The folks at NuSphere have a good idea, and they have in effect done for the middleware tier what Linux distributions have done for the operating system tier. It would be nice to see an integrated Open Source search engine tool, and perhaps a WebDAV-aware HTML editing tool, in a future release. Even without these items, though, NuSphere is useful enough to be worth considering for business oriented server deployments. It is reliable, easy to install, and a genuine improvement over the equivalent component-by-component installation methods. The downside of this business model is that distributions often include many of these same Open Source tools as part of their standard installation, so trying to add NuSphere later may do more harm than good or may not add much value in some situations. In others, especially where the system administrator is new to Linux or UNIX, NuSphere could be a great boost to admin productivity. NuSphere does not relieve the system administrator of the need to think -- it just takes away some of the grunt work.

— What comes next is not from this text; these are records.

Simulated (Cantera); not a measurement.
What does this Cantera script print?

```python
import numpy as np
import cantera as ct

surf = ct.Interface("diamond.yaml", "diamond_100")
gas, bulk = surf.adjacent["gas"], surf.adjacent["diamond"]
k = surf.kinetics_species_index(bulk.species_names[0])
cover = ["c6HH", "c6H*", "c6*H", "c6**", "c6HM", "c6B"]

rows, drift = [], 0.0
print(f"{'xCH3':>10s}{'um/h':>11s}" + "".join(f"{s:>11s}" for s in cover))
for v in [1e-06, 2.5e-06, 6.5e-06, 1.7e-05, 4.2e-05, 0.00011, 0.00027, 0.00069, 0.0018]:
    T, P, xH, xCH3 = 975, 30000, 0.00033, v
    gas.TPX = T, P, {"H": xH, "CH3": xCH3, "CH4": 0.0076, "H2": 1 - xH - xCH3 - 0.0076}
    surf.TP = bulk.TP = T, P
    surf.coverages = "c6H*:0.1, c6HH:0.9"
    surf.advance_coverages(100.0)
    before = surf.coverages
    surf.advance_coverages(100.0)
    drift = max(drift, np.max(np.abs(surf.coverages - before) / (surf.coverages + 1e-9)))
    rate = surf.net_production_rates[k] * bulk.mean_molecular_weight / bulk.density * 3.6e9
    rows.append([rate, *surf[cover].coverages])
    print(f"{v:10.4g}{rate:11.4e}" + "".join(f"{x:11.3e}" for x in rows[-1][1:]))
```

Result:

Overall, I found NuSphere MySQL to work well and to be a useful suite
of middleware for Linux server deployment, though its close ties to
the Red Hat distribution's quirks impair its ease of use on other
systems slightly. Whether or not it is worth its $299 price tag will
depend on who is being asked. $299 is a lot to pay for just getting
free beer pre-poured into a tall glass, and indeed a Linux wiz who is
comfortable compiling large programs from source tarball may not want
NuSphere and its fancy browser interfaces getting in the way for a
small number of servers. But that same person, confronted with the
need to build and manage a couple dozen servers -- some of which are
located at the other end of a large building -- might find the remote
GUI installation to be extremely valuable. Those who are new to Linux
and who need to have a small e-commerce site online quickly will
definitely find NuSphere a worthwhile purchase.